Wait for it . . . . . .

BAM!

Yes, thanks to John Meehan of MeeThinks fame, the Crater now comes with hyper kung fu logo action. Cool huh?

Anyway, on with the show.

Quick & Dirty Results

Segment #1: Jim Cornette/Christian Interview
Segment #2: Raven, James Storm, & Bobby Roode def. Frankie Kazarian, Chris Harris, & Rhino in a Clockwork Orange House of Fun Match
Segment #3: Billy Gunn & D-Von Dudley def. Homicide & Rick Steiner
Segment #4: Samoa Joe/Kurt Angle Interview

Angle Numero Uno: Angle Cries, Interest in PPV Dies

TNA continues to book its wrestling program as though it were a bad sitcom, this time with Kurt Angle having a mental breakdown over his wife threatening to leave him. Again, my mind is boggled that TNA would be doing an angle involving domestic spats given recent real world events, though we’ll hit that issue again in more detail when we get to this week’s reader feedback.

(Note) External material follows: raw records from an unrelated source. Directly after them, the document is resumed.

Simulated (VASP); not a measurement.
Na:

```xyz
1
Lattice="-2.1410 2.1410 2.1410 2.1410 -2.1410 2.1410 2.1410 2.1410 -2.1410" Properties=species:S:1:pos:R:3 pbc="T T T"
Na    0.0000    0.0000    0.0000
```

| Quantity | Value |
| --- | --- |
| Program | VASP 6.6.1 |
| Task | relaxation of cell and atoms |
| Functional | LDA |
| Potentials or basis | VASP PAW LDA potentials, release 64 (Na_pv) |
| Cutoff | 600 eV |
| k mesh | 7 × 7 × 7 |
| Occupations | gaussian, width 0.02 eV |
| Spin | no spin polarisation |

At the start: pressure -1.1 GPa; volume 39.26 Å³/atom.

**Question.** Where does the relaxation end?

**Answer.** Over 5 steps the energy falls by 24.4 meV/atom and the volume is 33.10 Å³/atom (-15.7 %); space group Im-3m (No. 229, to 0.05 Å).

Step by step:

I have to ask the question of how this is supposed to inspire anybody to buy Hard Justice. The obvious response by supporters of the storyline would be that we’re supposed to buy the PPV to see exactly what will happen when Karen stands in Samoa Joe’s corner for the main event. Once again, this company has failed to learn from its own history and will be doomed to repeat it. If you look at the Angle/Joe series, it is unquestionable that the biggest business success of the whole lot was the first match. The PPV that it headlined was purchased by roughly 60,000 fans, while the shows featuring the later matches in the series all did in TNA’s normal range of 15,000 to 25,000 buys. Some may claim that the reduction was due to the novelty of a Joe vs. Angle match no longer being present. Of course, this argument ignores the fact that there have been numerous feuds throughout history in which rematches have drawn more paying viewers than the initial encounter. In my opinion, the real cause of the dropoff was the difference in the booking leading in to the first match when compared to the booking leading in to the later matches. The first match featured a build on Impact that a traditional, straight up storyline. Two men developed a rivalry over who was the better performer, they cut some promos, they had some brawls, and, bam, you’ve got the biggest PPV success in company’s history. The later matches featured a bunch of over the top soap opera stories, including seventy-five heel/face turns and Angle breaking the ankle of “Joe’s girlfriend.” The ensuing pay per views bombed.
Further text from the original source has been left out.